There are a number of cases in other states similar in many respects to the case at bar. Stombaugh v. Peerless Wire FenceCo., 198 Mich. 445, 164 N.W. 537; Carter v. Priebe Sons (Mo. App.) 77 S.W.2d 171; Wilson Co. v. McGee, 163 Okla. 99,21 P.2d 25; D'Oliveri v. Austin, Nichols Co., 211 A.D. 295, 207 N.Y.S. 699, 702. All of these cases are important and support the contentions of the appellant herein. In the last cited case the claimant was a fruit packer working in a storage house. He was accustomed to entering an ice box and *Page 646 taking in or out boxes of fruit or canned goods. On the night before the accident complained of, he was directed that on the next morning he should go into the ice box and bring out a certain quantity of fruit. Heavy overcoats were provided by the employer for the use of the employees during this work. On the day in question he went into the ice box and when he came out he felt cold and had a chill. On the same day he quit work, complained of a pain in his side and developed pneumonia, and upon these facts an award of compensation was granted to him, based upon a finding to the effect that he was subjected to special, unusual, and increased hazards by exposure to a temperature of approximately thirty-five degrees, the result of which was chills, cold, and pneumonia, but the award was reversed on appeal. The facts in that case, and in this case, are very much alike. The court observed that "the mere fact that complainant became cold by reason of continuing to work in [the ice box] was no accident."
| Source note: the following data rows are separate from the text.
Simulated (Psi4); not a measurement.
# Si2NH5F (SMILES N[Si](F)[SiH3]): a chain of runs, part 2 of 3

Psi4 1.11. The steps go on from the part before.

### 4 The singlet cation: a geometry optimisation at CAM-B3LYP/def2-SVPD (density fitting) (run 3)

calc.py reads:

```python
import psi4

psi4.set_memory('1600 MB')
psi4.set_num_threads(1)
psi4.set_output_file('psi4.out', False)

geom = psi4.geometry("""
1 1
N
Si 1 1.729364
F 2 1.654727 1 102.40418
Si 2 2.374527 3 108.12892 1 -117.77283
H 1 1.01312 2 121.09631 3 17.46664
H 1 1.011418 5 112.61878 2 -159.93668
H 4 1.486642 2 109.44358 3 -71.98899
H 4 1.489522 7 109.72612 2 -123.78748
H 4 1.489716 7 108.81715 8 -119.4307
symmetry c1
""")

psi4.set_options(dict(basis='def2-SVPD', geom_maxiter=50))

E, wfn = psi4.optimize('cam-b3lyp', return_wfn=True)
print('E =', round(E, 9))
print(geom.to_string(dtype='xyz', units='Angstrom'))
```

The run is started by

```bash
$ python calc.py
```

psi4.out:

The first prayer of the defendant in this case, while not in the usual and best form, directing a verdict for the defendant, should have been granted, because under all the facts there is clearly no right of recovery for the appellee. The prayer in its present form could only accomplish that which would have been the result had the prayer been in the usual and better phraseology. It follows that the first prayer of the plaintiff was improperly granted. The court acted properly in refusing to withdraw a juror and grant a continuance in the case because of the presence in the courtroom of a small child of the deceased and the claimant. This matter was largely in the discretion of the court. Aside from this, it seems that the conduct and presence of the child was not so prejudicial as to justify the court in taking the action sought.

Because of the views above expressed, the other exceptions in this case will not be considered. For the above stated reasons, we must sustain the views of the Accident *Page 647 Commission, and reverse the judgment from which this appeal is taken.

Judgment reversed, with costs, and case remanded for ajudgment in conformity with this opinion.